Bruno Walter

From New World Encyclopedia

Bruno Walter (September 15, 1876 – February 17, 1962) was a German-born conductor and composer. He was born in Berlin, but moved to several countries between 1933 and 1939, finally settling in the United States in 1939. His original name was Bruno Schlesinger, but he began using Walter as surname in 1896. The family name Schlesinger was officially dropped in 1911, when he took up Austrian citizenship. Bruno Walter is ranked among the twentieth century's greatest conductors. Growing up as a pianist and then working in operatic venues in Vienna, Berlin, Munich, Leipzig, London, and New York City, Walter gained a reputation for his knowledge of the orchestral music of German operas, the libretto, the choreography, and the vocal sequences of which he skillfully coordinated and directed. He later became guest conductor and the music director of orchestras in the United States and the United Kingdom, thus reviving German opera and continuing the excellent musical direction of modern symphonies and orchestras.
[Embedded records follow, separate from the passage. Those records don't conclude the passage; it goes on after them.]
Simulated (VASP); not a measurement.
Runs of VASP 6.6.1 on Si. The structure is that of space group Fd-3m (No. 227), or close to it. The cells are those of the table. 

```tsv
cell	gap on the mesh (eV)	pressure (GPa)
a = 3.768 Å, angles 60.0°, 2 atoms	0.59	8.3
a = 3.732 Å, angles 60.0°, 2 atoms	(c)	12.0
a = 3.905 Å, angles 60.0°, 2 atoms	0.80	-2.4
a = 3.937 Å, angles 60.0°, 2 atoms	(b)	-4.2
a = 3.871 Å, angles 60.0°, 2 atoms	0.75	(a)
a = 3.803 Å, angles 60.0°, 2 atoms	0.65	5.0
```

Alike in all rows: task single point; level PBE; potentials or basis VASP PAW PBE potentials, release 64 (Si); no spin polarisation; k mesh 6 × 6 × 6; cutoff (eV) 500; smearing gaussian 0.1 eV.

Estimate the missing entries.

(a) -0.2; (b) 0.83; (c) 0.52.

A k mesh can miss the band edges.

As a renowned conductor, Bruno Walter understood the actions of giving and receiving; giving to the operatic or symphony orchestra with the conducting nuances of each section and movement of a composition, and receiving from each musician their best offering. This freely flowing energy made Bruno Walter's performances an exquisite experience for the audience.

Walter, like many artists whose musical and philosophical foundations were rooted in Christian Europe, believed in the spiritual aspects of his art form. On the topic of music and its influence of the human psyche, he remarked, "I begin to understand more deeply the essence of our art (music) and its elemental power over the human soul. Man, being a creature of nature and subject to the cosmic influences that inform all earthly beings, must have been under the sway of that music from his earliest days; his organism reverberated with its vibration and received its rhythmic impulses."


Born near Alexanderplatz, in Berlin, to a middle-class Jewish family, Bruno Walter began his musical education at the Stern Conservatory at the age of eight, making his first public appearance as a pianist when he was nine. However, following visits to one of Hans von Bülow's concerts in 1889, and to Bayreuth in 1891, Walter changed his mind and decided upon a conducting career. He made his conducting debut at the Cologne Opera with Lortzing's Waffenschmied in 1894. Later that year, he left for the Hamburg Opera to work as a chorus director, where he first met and worked with Gustav Mahler, whom he idolized and with whose music he would later be strongly identified.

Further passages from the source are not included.